North Officially Acquired by Google, Will End Focals Smart Glasses Support July 31
Google is acquiring smart glasses startup North as rumored last week. North will end its support for its Focals by North smart glasses at the end of July and has canceled plans for the Focals 2.0 it was working on for this year.
Focal Focus
North started in 2012 as Thalmic Labs but didn’t release its Focals 1.0 until last year. The $600 smart glasses, designed to look like regular glasses, included a holographic lens with one of the larger lenses that displayed information. The glasses act as an extension to a smartphone but have Amazon’s Alexa voice assistant built-in. Voice controls and a small joystick on a ring called a Loop, make the smart glasses entirely hands-free. As noted when we reviewed the smart glasses, they look good but feel slightly heavy, and the holographic display was not without flaws.
The acquisition puts an end to the company’s plans for a revamped Focals 2.0 for this year. The next iteration of the smart glasses was to weigh 40% less and have ten times sharper retinal displays. The deal also means the company will no longer provide software support for the smart glasses, pulling the mobile apps from the Apple and Google platforms that make the devices work on July 31. North is offering full refunds to anyone who purchased the smart glasses, but that’s fewer than 1,000 pairs, so it’s a tiny expenditure that may avoid ill-feeling among those early adopters.
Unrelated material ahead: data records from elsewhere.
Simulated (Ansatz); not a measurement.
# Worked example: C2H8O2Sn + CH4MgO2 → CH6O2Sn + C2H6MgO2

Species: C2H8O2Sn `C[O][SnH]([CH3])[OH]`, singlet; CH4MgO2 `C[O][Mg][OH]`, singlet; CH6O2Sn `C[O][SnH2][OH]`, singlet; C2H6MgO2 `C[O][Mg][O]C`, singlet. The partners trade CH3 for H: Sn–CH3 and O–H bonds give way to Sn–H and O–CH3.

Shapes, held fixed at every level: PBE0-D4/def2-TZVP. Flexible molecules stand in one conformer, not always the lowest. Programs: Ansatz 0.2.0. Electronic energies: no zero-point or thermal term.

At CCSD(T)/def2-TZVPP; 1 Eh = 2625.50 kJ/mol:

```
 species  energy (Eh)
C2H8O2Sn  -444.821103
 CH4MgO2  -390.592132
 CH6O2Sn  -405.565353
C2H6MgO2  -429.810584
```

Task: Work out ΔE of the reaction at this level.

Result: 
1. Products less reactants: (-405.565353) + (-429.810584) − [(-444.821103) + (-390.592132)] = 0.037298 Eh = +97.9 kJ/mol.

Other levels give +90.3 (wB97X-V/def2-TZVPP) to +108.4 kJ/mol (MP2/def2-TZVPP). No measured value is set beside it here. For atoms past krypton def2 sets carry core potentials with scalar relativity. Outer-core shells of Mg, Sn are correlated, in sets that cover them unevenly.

It’s improbable that Google will want to take up where North left off in developing a second generation of the Focals. Google’s interest is presumably less for the consumer device built by North and more for the intellectual property and expertise of the staff. North’s portfolio includes a sizable number of patents acquired from Intel in 2018 for canceled Vaunt smart glasses. The companies didn’t reveal any financial details. However, North had raised about $200 million in venture capital funding, so it would have to be a very sizable sale price for the company and its investors to exit ahead financially.
“They’ve built a strong technology foundation, and we’re excited to have North join us in our broader efforts to build helpful devices and services,” Google’s senior vice president of Devices and Services Rick Osterloh said in a blog post about the acquisition. “North’s technical expertise will help as we continue to invest in our hardware efforts and ambient computing future.”
Google Sees the Future
Despite the high-profile collapse of Google’s own Google Glass smart glasses, the concept has started to make a comeback. Amazon debuted Alexa-powered glasses last fall, and Apple is supposed to be working on smart glasses as well as a virtual reality headset. Better technology and more understanding of how to market smart glasses could herald their return. And acquiring North fits with Google’s recent bid for a more significant share of the wearable tech market in general. Last winter, Google bought Fitbit as part of a plan to build a smartwatch product line. Smart glasses may be yet another frontier for competition among voice assistant developers, as much as smart speakers, smart displays, and wireless earbuds have become. Google may be the outlet for North’s technology, giving it more of a chance to draw customers than it did as an independent company.
“Over the last while, it became clear that aligning with Google would significantly advance our shared vision. This acquisition is a terrific fit for North and, importantly, we’re staying here in Kitchener-Waterloo,” North co-founders Stephen Lake, Matthew Bailey, and Aaron Grant wrote in a blog post explaining the deal. “We couldn’t be more thrilled to join Google, and to take an exciting next step towards the future we’ve been focused on for the past eight years.”